The Patriots will continue to practice as their Sept. 13 season opener approaches, but reporters no longer will be permitted to watch and chronicle those sessions.

The team’s 12 open practices taught us plenty about the 2020 Patriots, though. Here are our nine takeaways from Pats camp:

1. Cam Newton will be the Patriots’ starting quarterback
Head coach Bill Belichick has yet to officially announce Newton as Tom Brady’s successor, but that’s a foregone conclusion at this point. The Patriots’ QB competition — a legitimate battle at the outset of camp — effectively ended when Jarrett Stidham suffered an injury Aug. 20.

From then on, Newton commanded the majority of QB reps in every practice, with Stidham taking a backseat to both him and Brian Hoyer. Assuming he returns to the field quickly after his excused absence from Monday’s practice, expect to see Newton behind center in Week 1. Belichick would not talk like this about a backup quarterback:

2. Damien Harris is a breakout candidate
Harris, who essentially redshirted as a rookie, was one of the top performers in camp and could open the season as New England’s lead back. That’s far from a guarantee, though, as Sony Michel has looked quick and decisive since coming off the physically unable to perform list last week. Veteran Lamar Miller also was activated off PUP on Monday after missing all of training camp.

3. Tight end remains a question mark
Third-round draft picks Devin Asiasi and Dalton Keene both have shown potential as well-rounded tight ends, but neither looked like the unquestioned No. 1 option in camp. Nor did incumbent Ryan Izzo, though the 2018 seventh-rounder likely did enough to stick on the roster for another season. Tight end was a black hole for New England in 2019. This group really could use a proven veteran to hold down the fort while Asiasi and Keene settle in. A late trade or waiver-wire pickup remains a possibility.

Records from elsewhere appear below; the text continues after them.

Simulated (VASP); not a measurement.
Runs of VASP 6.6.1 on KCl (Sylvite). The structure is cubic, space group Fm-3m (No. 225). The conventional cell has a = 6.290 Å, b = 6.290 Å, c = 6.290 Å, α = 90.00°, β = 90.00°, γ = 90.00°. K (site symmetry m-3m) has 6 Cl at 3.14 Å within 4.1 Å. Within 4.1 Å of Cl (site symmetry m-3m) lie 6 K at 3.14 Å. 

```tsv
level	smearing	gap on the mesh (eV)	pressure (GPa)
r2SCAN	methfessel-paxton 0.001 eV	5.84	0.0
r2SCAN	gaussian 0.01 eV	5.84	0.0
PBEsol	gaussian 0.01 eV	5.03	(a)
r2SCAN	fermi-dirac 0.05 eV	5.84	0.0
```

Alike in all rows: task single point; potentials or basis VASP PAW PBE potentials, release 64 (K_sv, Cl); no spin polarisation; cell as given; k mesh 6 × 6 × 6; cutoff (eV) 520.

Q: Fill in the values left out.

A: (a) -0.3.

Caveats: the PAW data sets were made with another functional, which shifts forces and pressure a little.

4. Tackle depth is suspect
Offensive tackle is another position that could benefit from some outside reinforcements. Jermaine Eluemunor looks poised to start at right tackle — a position he hasn’t played since college — and Yodny Cajuste, Korey Cunningham and Justin Herron haven’t looked like desirable swing tackle candidates. Rookie Mike Onwenu could factor into that equation, as well, and he hasn’t played tackle since high school. Isaiah Wynn is the locked-in starter on the left side, but he’s played in just eight games in his two NFL seasons and didn’t practice Monday. The depth here is perilously thin.

5. The Patriots need N’Keal Harry to produce
Gunner Olszewski looked like the second-best Patriots receiver in training camp. While that’s great for Olszewski, who almost certainly will be on the 53-man roster when it’s finalized this Saturday, it’s not an ideal sign for New England’s receiving corps as a whole. The Patriots desperately need improvement from Nos. 2/3 wideouts N’Keal Harry and Mohamed Sanu after eschewing big-name additions in free agency and the draft. Harry, who’s coming off a disappointing rookie season as a first-round draft pick, showed flashes of brilliance in camp but also missed three practices and lacked overall consistency. For the Patriots’ offense to thrive in the post-Brady era, Julian Edelman cannot be the team’s only reliable wideout.

6. Rookies should play key roles on defense
Kyle Dugger appears to be in the mix for a starting spot at safety. Josh Uche and Anfernee Jennings should see considerable playing time at linebacker — Uche especially. Expect to see a lot of new or inexperienced faces in a defense that lost Dont’a Hightower, Kyle Van Noy, Jamie Collins, Patrick Chung, Danny Shelton, Duron Harmon and Elandon Roberts this offseason. Chase Winovich, Derek Rivers, Shilique Calhoun, Byron Cowart and Joejuan Williams all could see expanded roles, as well.

7. Unanswered questions at safety
Who replaces Chung? Who replaces Harmon? We still don’t know for certain, as injuries to Dugger, Adrian Phillips and starting free safety Devin McCourty have clouded this roster battle. Dugger recently returned to full participation, but Phillips has not taken part in team drills since the first week of camp. Terrence Brooks has stayed healthy and had a nice summer, and cornerbacks Williams and Jonathan Jones both have the versatility to play safety, too. Expect to see a lot of moving parts on the back end.

8. Justin Rohrwasser looks like a whiff
No Patriots player looked more overmatched in training camp than Rohrwasser, who converted just four of his 11 field-goal attempts over the final two practices. It would be a major upset if New England chose to roster the fifth-round rookie over veteran Nick Folk, who was solid for the Patriots in 2019 and has looked far more capable than Rohrwasser since re-signing last weekend.

9. The UDFA streak could end
At least one undrafted rookie has made New England’s initial 53-man roster in each of the last 16 seasons. That run could be over. Running back J.J. Taylor was one of the top-performing UDFAs in camp, but his chances of making the team took a significant hit when Miller was activated. Cornerback Myles Bryant was another, but he’s part of the Patriots’ deepest position group. Intriguing wideout Jeff Thomas was a popular roster pick earlier in the summer, but he missed a good chunk of camp and hasn’t shown much in practice. Neither have defensive tackle Bill Murray or linebacker Scoota Harris. The lack of preseason games has made it especially difficult for undrafted players to stand out this summer. We expect many of these rookies to populate New England’s expanded practice squad.